05 October 2015, Lagos – Activities at the nation’s seaports have reduced significantly to about 40 percent, THISDAY investigations have revealed.
Since the federal government’s economic reforms, which led to the concession of the nation’s seaports during the Olusegun Obasanjo’s administration in 2006, there has been a steady increase in cargo throughput and vessels call at the nation’s ports.
The exercise, which was initiated by the Bureau for Public Enterprises (BPE) divested the management of Nigerian Ports Authority (NPA) from the day-to-day running of the nation’s seaports. Since then, concessionaires have been in charge of cargo handling though NPA still collects royalty as the landlord.
THISDAY checks revealed the federal government’s policies on importation of staple commodities in the country such as rice, fish and poultry products such as frozen chicken and turkey have taken their toll on the operation of the nation’s seaports.

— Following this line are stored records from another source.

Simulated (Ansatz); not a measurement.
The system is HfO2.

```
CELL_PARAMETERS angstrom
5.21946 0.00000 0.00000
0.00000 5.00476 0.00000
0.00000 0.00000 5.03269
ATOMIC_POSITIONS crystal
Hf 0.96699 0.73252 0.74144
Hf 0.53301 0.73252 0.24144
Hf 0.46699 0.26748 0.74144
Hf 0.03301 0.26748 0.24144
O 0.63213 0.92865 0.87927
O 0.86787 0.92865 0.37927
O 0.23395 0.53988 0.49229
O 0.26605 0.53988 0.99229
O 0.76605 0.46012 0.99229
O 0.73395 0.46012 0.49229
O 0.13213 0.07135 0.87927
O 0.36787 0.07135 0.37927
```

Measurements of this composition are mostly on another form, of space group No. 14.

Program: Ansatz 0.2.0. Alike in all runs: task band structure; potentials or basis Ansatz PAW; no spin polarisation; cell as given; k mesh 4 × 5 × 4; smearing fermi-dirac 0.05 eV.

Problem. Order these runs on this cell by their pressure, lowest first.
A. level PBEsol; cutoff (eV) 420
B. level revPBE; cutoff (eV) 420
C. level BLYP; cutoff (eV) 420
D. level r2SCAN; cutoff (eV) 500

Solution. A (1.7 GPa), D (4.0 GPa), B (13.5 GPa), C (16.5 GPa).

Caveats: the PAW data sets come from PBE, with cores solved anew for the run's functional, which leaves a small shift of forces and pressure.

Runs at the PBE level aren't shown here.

The worst hit, according to sources are the break bulk and roll-on, roll-off (RoRo) terminals. While the RoRo terminals were built with specialised equipment to handle vehicles, particularly used ones popularly called tokunbo or “Belgium” the bulk terminals were specially built to handle bulk cargoes such as wheat, rice, salt and sugar.
Other factors also contributing to the low volume of cargo are the implementation of the national auto policy, which has led to a significant drop in the volume vehicles imported into the country and the new Central Bank of Nigeria (CBN) policy on foreign exchange.
Many importers are now finding it difficult to source foreign exchange to bring in their imported goods into the country, a development, which has reduced operations of these terminals to only between 30 percent and 40 percent capacity.
Industry stakeholders attributed the low ports operation to reduction in the number of ships that call at the port due to the decline in the volume of imported cargo.
Prior to the implementation of these new policies, THISDAY gathered that an average of 100 vessels with different kinds of cargo berthed at the various terminals monthly at the Lagos pilotage district, which is the busiest in the country.
Presently, this has reduced to an average of 40 vessels monthly, prompting some terminals, with the capacity to handle three to four vessels simultaneously to be handling only one or two vessels in a week in the last four months.
Confirming the development, the Chairman, Seaport Terminal Operators Association of Nigeria (STOAN), Mrs. Victoria Haastrup said: “From the pilotage report, one can see that fewer vessels are now coming into Nigeria and there has been a reduction in the volume of cargo coming, particularly in the last few months. This is because government policies are having an adverse effect on cargo throughput coming into the ports”.
Haastrup who is also the Executive Chairman of ENL Consortium Limited, operators of Terminal C in the Lagos Port Complex (LPC), Apapa, Lagos noted that policies, such as restricted access to foreign exchange by importers of 41 selected items and quota system on the importation of certain goods, especially rice and fish, are to be blamed for the situation in the ports.
Her words: “A lot of terminals are operating at 30 to 40 percent of their usual capacity. The impact is that goods will be diverted to the Republic of Benin and that is exactly what is happening now. Ships containing rice and other cargo are being diverted to Cotonu ports and these cargoes will find their way back to the Nigerian market. The cost of some imported goods has gone up. These policies are creating a situation where these goods will become very expensive and unaffordable for ordinary Nigerians.”
A Lagos based importer, Mr. Michael Adebayo told THISDAY at the weekend that absence of economic direction by the Buhari’s government has led to a downturn in the volume of business in the nation’s seaports.